President Joe Biden and Republican House Speaker Kevin McCarthy held initial talks on Wednesday on raising U.S. government borrowing limits in a first test of how the two will work together, with the meeting ending on a positive note as McCarthy said the two found “common ground.”
“The President and I had a good first meeting,” McCarthy told reporters after the nearly one and a half hour meeting ended. “I shared my perspective with him and he shared his,” he said.
“I can see where we can find common ground,” he said.
The Democratic president and Republicans, who won control of the U.S. House of Representatives in November’s elections, are locked in a standoff over raising the federal government’s $31.4 trillion U.S. debt ceiling.
Just before the meeting, White House press secretary Karine Jean-Pierre told reporters: “The president is looking forward to working closely and trying to figure out how we can deliver with Republicans who are willing to work in a good faith, bipartisan way.”
The Oval Office talks may serve as the opening bell for months of back-and-forth manoeuvring. Neither side expects a solution to emerge from a single meeting. Without action, the government could lose its ability to pay all its bills as early as June.
McCarthy was optimistic, however, that such a scenario could be avoided.
“I believe if we’re able to get to an agreement, we could have a funding agreement for the next two years,” McCarthy said. “You’ll see the Senate and the House actually do the job the American public has elected us to do.”
Biden said earlier he will ask McCarthy for a specific budget plan and a commitment to supporting the nation’s debt obligations, the White House said, and he will discuss federal spending cuts with Republicans, but only after the debt ceiling is lifted.
House Republicans want to use the debt ceiling as leverage to exact cuts, though they have yet to unite around a specific plan. The increase covers the costs of spending programs and tax cuts previously approved by Congress, and is usually approved on a bipartisan basis.
The 80-year-old president, a long-time former senator who served as vice president during a similar 2011 showdown that led to a historic downgrade of the federal government’s credit rating, enters the talks with what some of his aides believe is a strong hand that includes a narrow Senate majority, a party that is unified on this issue and a strong message for voters.
Speaker for less than a month, McCarthy, 58, leads a fractious House Republican caucus with a narrow 222-212 majority that has given a small group of hardline conservatives outsized influence.
Despite years of mingling with other Washington lawmakers, Biden has little personal history with McCarthy, who joined the Republican leadership on Capitol Hill under former Speaker John Boehner after Biden had already left to become Barack Obama’s vice president.
Just one in four Republicans serving in the House today held their seats in 2011, and some may not be fully aware of the risks of courting default, or the difficulties of negotiating in a divided government.

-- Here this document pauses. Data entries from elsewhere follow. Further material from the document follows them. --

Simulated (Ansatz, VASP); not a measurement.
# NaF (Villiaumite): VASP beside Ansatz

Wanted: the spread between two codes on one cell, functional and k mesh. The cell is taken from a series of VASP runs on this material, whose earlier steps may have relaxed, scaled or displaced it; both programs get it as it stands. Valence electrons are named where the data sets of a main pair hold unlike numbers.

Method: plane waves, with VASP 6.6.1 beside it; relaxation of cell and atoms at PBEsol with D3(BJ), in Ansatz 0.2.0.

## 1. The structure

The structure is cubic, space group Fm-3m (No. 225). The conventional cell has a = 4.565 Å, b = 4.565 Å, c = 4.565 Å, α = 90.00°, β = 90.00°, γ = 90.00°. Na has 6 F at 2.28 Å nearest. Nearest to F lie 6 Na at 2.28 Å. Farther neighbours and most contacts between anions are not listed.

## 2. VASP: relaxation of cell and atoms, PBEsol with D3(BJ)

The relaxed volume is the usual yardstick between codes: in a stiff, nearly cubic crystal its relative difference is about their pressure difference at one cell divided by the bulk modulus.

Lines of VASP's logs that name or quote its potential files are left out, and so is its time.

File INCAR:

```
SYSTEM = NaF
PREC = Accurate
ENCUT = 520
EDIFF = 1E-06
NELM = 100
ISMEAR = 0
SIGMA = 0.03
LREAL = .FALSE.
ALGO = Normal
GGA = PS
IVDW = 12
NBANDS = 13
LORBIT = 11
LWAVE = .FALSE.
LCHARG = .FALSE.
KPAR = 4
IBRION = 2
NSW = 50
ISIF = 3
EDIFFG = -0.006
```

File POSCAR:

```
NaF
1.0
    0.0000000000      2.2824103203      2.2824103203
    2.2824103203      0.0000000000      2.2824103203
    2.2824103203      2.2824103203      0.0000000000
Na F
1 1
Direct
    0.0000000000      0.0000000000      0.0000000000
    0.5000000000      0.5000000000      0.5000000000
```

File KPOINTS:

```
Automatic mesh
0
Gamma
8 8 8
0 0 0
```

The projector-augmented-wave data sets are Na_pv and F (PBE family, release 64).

Unlike most other developed countries, the United States puts a hard limit on how much it can borrow, and Congress must periodically raise that cap because the U.S. government spends more than it takes in.
Minutes before the White House meeting, Federal Reserve chair Jerome Powell told reporters: “There is only one way forward here and that’s for Congress to raise the debt ceiling.
“No one should assume that the Fed can protect the economy from the consequences of failing to act in a timely manner,” Powell said.
The 2011 crisis was resolved with a bipartisan deal that cut spending and raised the debt limit but left Obama administration officials smarting. Many felt they had given up too much and had still harmed the economy by letting talks persist.
McCarthy has less room to manoeuvre than his Republican counterpart in 2011 did.
To win the speaker’s gavel, he agreed to enable any single member to call for a vote to unseat him, which could lead to his ouster if he seeks to work with Democrats. He also placed three hardline conservatives on the Rules Committee, which would allow them to block any vote on a compromise.
Biden seemed to question McCarthy’s ability to keep Republicans in line at a fundraiser in New York on Tuesday, calling McCarthy “a decent man, I think,” but noting the concessions he made to become speaker.
McCarthy, for his part, said Biden needed to be willing to make concessions to get a debt-ceiling increase through Congress, saying it would be “irresponsible” not to negotiate.